After nearly three years of back-and-forth court proceedings, the Ontario Superior Court ruled on Jan. 13 that the Toronto Catholic School Board (TCDSB) had acted legally in reprimanding school trustee Mike Del Grande for comments made back in November 2019.

Del Grande came under public scrutiny when he opposed a motion, directed by the Ministry of Education, to include the terms “gender identity” and “gender expression” as protected grounds for discrimination to the TCDSB’s official Code of Conduct, attempting to mirror the already-in-place provincial Ontario Human Rights legislation. 

In the six-hour Nov. 7 meeting where trustees were voting to amend the code, Del Grande– who was also the TCDSB’s Vice-Chair – suggested that the terms “pedophilia”, “gerontophilia”, “bestiality” and “vampirism” should also be added along with the terms gender expression and identity. Although Del Grande later claimed that he was solely trying to illustrate the “slippery slope” argument of including such terms in the Catholic code, several trustees and members of the LGBTQ+ community took offence, inciting widespread public pushback.
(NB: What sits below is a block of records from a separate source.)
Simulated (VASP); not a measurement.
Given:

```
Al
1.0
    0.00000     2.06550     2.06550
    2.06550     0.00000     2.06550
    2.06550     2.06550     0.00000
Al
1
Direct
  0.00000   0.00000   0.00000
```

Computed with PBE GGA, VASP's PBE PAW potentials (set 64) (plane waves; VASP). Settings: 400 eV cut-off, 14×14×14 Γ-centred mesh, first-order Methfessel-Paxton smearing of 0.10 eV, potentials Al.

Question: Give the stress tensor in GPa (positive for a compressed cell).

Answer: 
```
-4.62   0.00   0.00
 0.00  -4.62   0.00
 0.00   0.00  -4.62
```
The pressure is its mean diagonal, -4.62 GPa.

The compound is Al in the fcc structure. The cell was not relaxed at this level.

“The point that I want to make is you wanted to add four terms. And my concern is that why stop at the four terms? Because it doesn’t cover everybody,” he said in the 2019 meeting.

Following an independent, board-led review of Del Grande’s actions in May 2020, an investigator found that he had contravened the code of conduct by “creating an unwelcoming and harmful environment for certain members of the Catholic school board community.” After a failed attempt in August 2020 to publicly censure Del Grande, the board voted again in November where a two-thirds majority ruled in favour of imposing sanctions.

Following the consensus of the Nov. 11 vote, the sanctions required the TCDSB trustee to issue a public apology to the LGBTQ+ community and undertake equity training. At the Superior Court, in front of a three-judge panel, Del Grande and his legal team had been mounting a challenge to revoke the sanctions. In tandem, they have also been fighting his case at the Ontario College of Teachers (OCT) the regulatory body for teachers in Ontario after Del Grande was accused of professional misconduct.

Campaign Life Coalition (CLC) has been supporting Del Grande since the controversy broke out in 2019. They have crowdfunded his legal defence fee at the Ontario Superior Court of Justice and the OCT. 

Jack Fonseca, Director of Political Operations for CLC, said that the decision was a “disgrace.” The socially conservative political lobbyist organisation hopes that Del Grande will appeal to a higher court. 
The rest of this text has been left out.